This conversation eventually leads to Stuart betting £4,000 that it is impossible for a man to go around the world in eighty days. Fogg impulsively counters with a £20,000 wager that he himself can complete this challenge, which Stuart and the other men agree to. Fogg leaves immediately to pack and make the 8:45 P.M. train, taking a bemused Passepartout along with him. Fogg’s itinerary has him traveling from London to Paris, Suez, Calcutta, Hong Kong, Yokohama, San Francisco, New York, and back to London. He must meet his friends back at the Reform Club precisely eighty days later on December 21st at 8:45 P.M. in order to win the wager.

Detective Fix , an inspector from the Scotland Yard, trails Fogg and Passepartout to Suez. Due to Fogg’s sizable fortune, strange habits, and hasty departure from England, Fix believes that he is the very bank robber that Fogg and his acquaintances were discussing at the Reform Club. He must wait for a warrant to arrive in order to legally arrest Fogg in British territory (England, India, Hong Kong, or Yokohama) and becomes acquainted with Passepartout in an effort to gain information about Fogg. Neither Fogg nor Passepartout are aware of his suspicions, instead remaining focused solely on the wager.

Throughout their journey, Fogg is calm and logical at all times, but meticulously tracks the time they lose and gain due to unforeseen obstacles. Passepartout falls into a similar obsession with time, cursing every delay they face and refusing to change his watch away from London time. One such obstacle occurs when they reach India—Fogg, Passepartout, and their newfound acquaintance Sir Francis Cromarty are forced to traverse the undeveloped jungle because their train is halted by an unfinished track. They resort to riding on an elephant led by a helpful guide and stop to save a young Indian woman named Aouda from a sacrificial religious ceremony along the way, a gesture that Fogg and his companions agree is well worth the delay.
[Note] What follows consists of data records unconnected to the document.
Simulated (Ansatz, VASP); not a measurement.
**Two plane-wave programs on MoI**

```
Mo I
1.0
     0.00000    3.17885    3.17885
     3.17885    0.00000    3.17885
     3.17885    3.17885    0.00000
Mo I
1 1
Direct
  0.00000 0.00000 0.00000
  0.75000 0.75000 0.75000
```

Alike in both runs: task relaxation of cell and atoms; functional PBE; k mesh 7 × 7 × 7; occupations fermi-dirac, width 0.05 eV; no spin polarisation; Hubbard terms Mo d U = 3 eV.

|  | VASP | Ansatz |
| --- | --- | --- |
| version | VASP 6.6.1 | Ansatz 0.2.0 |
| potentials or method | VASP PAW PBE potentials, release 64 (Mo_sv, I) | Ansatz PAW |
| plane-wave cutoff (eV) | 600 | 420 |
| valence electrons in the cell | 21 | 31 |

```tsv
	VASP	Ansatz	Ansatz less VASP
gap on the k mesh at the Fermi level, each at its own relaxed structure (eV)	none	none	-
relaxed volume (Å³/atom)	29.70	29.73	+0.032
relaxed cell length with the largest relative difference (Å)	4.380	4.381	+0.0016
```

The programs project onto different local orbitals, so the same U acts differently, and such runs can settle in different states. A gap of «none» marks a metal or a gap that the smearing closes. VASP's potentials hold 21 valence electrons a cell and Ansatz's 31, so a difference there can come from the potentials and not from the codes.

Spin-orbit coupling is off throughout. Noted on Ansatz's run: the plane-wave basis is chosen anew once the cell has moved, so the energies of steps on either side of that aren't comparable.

In Hong Kong, Fix reunites with Fogg, Passepartout, and Aouda. He decides to get Passepartout intoxicated on alcohol and opium in order to make them miss the steamer to Yokohama (the last British territory they will visit before moving onto the United States) and to bide more time for the arrest warrant to arrive. Though they are temporarily separated and delayed, Fogg is able to pay a pilot-boat captain named John Bunsby to get him to his destination, and Passepartout manages to navigate Yokohama on his own. They are reunited by chance at an acrobatic show in Yokohama, and Fix does not receive his warrant in time to arrest Fogg.

From there, Fogg, Passepartout, Aouda, and Fix all travel to the United States, where they cross the country from San Francisco to New York by train. By this time, Fix has begun to warm up to Fogg’s generosity and endearingly stoic nature, though he is still motivated by a sense of duty to arrest him once they reach England. Passepartout and Aouda, too, have developed love and reverence for Fogg, and vow to stay loyal to him not matter what. The group faces myriad challenges and delays throughout the long journey—most notably, their train is attacked by a band of Sioux in Nebraska and Passepartout is taken captive. Luckily, Fogg (with the help of soldiers from Fort Kearny) is able to save his loyal servant.

In order to catch the train from Omaha to Chicago, Fogg, Passepartout, Aouda, and Fix must resort to riding on a sail-rigged sledge driven through the bitterly cold winter snow by an American named Mudge . They make the train on time and continue from Chicago onto New York, but realize that they missed the steamer to Liverpool, England once they arrive. On the Hudson River, Fogg pays Captain Andrew Speedy to bring him and his companions along on his trading vessel to Bordeaux. Once he is on board, Fogg bribes the crew to take Speedy hostage and commandeers the boat to sail to Liverpool. They nearly run out of coal, so he buys the boat from Speedy and burns it for fuel. They make it as far as Ireland and take a train to Liverpool, where Fix finally places Fogg under arrest.

After a short stint imprisoned in the Custom House, Fix finds out that the real bank robber was apprehended three days prior; Fogg is released and orders a special train to London with Passepartout and Aouda. They arrive five minutes too late, however, and Fogg believes that he has lost the wager. Passepartout and Aouda go back with him to his house in Saville Row, and both blame themselves for Fogg losing the wager, and thus, his reputation and fortune. Aouda, saddened by Fogg’s lonely life in England, asks him to marry her. He accepts, professes his love for her, and sends Passepartout to notify the local reverend of their engagement.

Passepartout, however, finds that the reverend is not home, which causes him to realize that it is actually Saturday, December 21st and not Sunday, December 22nd as they had assumed. He and Fogg failed to factor in the day they gained by crossing the International Date Line. Passepartout rushes home to share the news, and Fogg makes it to the Reform Club three seconds before 8:45 P.M., winning the £20,000 wager. He and Aouda are married the following Monday, which makes Fogg “the happiest of men” and is ultimately what gives his journey around the world in eighty days a sense of meaning.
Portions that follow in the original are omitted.